Would it make sense to have a dedicated currency matching the notes between 1944 and 1948 when the Deutsche Mark gets introduced?  

Alliierte Militärmark (1944–1948)

Idolenz

Alliierte Militärmark (1944–1948)

 

Allied Military Mark.

 

Aidan.

The problem is that the old Rentenmark and Reichsmark continued to circulate until 1948. In reality, this currency had three names, Mark (used on the early coins and Allied notes), Rentenmark (used on the notes of the Rentenbank) and Reichsmark (later coins and notes of the Reichsbank). We currently have a currency Rentenmark (1923-1924) that includes notes dated 1937. Within the structure of adatabase, there isn't a simple solution, I fear.

Former Numista referee for banknotes from Ireland, Northern Ireland, Scotland, Wales and Saint Helena.

I beginning to understand why this section looks the way it does 😅

 

I don't see a conflict though. While they were circulating in parallel, they were their own currencies, so just need to be encoded as such. Or am I missing something? 

Rentenmark should be until 1948, 1937 was the last batch of notes made, in fact the same institution (Rentenbank) still exists. 

But I don't know how the sorting would look like for parallel currencies (probably many additional headers for certain sortings).

I am quite lost.

 

So you are saying that Rentenmark, Reichsmark and Allied Military Mark circulated all until 1948. Could it be said that there was only one currency? Mark? Just asking, not going to merge yet.

Catalogue administrator

They use the same currency name and the same denominations but differed in how they were backed. The Rentenmark was based on land and industrial assets, the new Reichsmark on gold.

 

But I don't know if there were rules on who you could spend each and if you could mix them etc.

Jarcek

I am quite lost.

 

So you are saying that Rentenmark, Reichsmark and Allied Military Mark circulated all until 1948. Could it be said that there was only one currency? Mark? Just asking, not going to merge yet.

 

I would say different, already by name, by backing, and by period (some overlaps but not identical, certainly all different start dates) - otherwise you could throw the Deutsche Mark into the mix as well. Has Mark in its name and also 100 Pfennig = 1 Mark, just as the GDR Mark, too, actually.

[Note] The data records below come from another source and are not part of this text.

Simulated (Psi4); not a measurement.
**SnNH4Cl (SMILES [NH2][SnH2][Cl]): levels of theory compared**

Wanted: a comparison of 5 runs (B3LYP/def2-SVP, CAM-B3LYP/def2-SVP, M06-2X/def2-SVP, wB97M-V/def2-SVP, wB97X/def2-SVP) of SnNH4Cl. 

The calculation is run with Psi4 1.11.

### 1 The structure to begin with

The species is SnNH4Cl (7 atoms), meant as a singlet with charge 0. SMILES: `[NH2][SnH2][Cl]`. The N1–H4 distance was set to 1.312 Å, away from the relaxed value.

So different overlaping currencies of similar name with different starting dates.

Catalogue administrator

I would think yes. So to summarise: Reichsmark (1924-1948) is fine as is, Rentenmark should be (1923-1948) as, like Idolenz says, it kept circulating till then, and we need a new Allied Military Mark (1944-1948). The latter only has notes as the allied military command issued notes in Mark (and the French military command authorised some Pfennig notes issued by a few state - stil unclear what to do with those, see https://en.numista.com/forum/topic137852.html#p1105947), but coins were still denominated in Reichspfennig. Hope that's correct now 🤔

Edited (missed message above)

 

Ok, I will amend this.

Catalogue administrator
Status changed to Started (Jarcek, 23 Oct 2023, 19:56)
Status changed to Accepted (Jarcek, 23 Oct 2023, 19:56)

Jarcek

I am quite lost.

 

So you are saying that Rentenmark, Reichsmark and Allied Military Mark circulated all until 1948. Could it be said that there was only one currency? Mark? Just asking, not going to merge yet.

 

We certainly could merge as all three circulated alongside one another freely. The differences were akin to those between the Silver Certificates, U.S. Notes and Federal Reserve notes. It's just that different names were used. One important indicator as to their equivalence was the use of the name Mark on the earliest coins at the same time as Rentenmark was being used on the earliest notes.

Former Numista referee for banknotes from Ireland, Northern Ireland, Scotland, Wales and Saint Helena.
Status changed to Done (Jarcek, 24 Oct 2023, 12:26)

I amended the date and created Allied Military Mark.

Catalogue administrator

Thanks! CRs made.

Jarcek

I amended the date and created Allied Military Mark.

OK, if we don't merge, where do these two coins go?

N#2545

N#15886

They're denominated in Mark but were produced more than two decades before the notes denominated in Mark. I don't claim merging is perfect but it would solve this problem.

Former Numista referee for banknotes from Ireland, Northern Ireland, Scotland, Wales and Saint Helena.

Technically they should be Rentenmark if they were first made before August 1924 (which is very likely) but they are not listed in either coins of the Rentenmark nor Reichsmark on Wikipedia (I don't own a specialized catalog of German coinage to check quickly otherwise).

 

The basis for minting silver coins in the Weimar Republic was still the old Coinage Law of the Empire of June 1, 1909, until August 30, 1924. With the enactment of a new law on August 30, 1924, the Reichsmark was introduced as legal tender.
 

After hyper-inflation, currency conditions were stabilized in November 1923 with the introduction of the "Rentenmark". Initially, however, only small coins of 1 to 50 Rentenpfennig were issued.

It was not until March 1924 that the "Law on the Minting of New Imperial Silver Coins" was passed. Although the Rentenmark was still used, the coins bore the denomination "1 Mark" or "3 Mark".

Thanks Idolenz. I've always though of them as going with the Rentenpfennig coins. If we do move them there, some of those quotes would be helpful in the comments section.

Former Numista referee for banknotes from Ireland, Northern Ireland, Scotland, Wales and Saint Helena.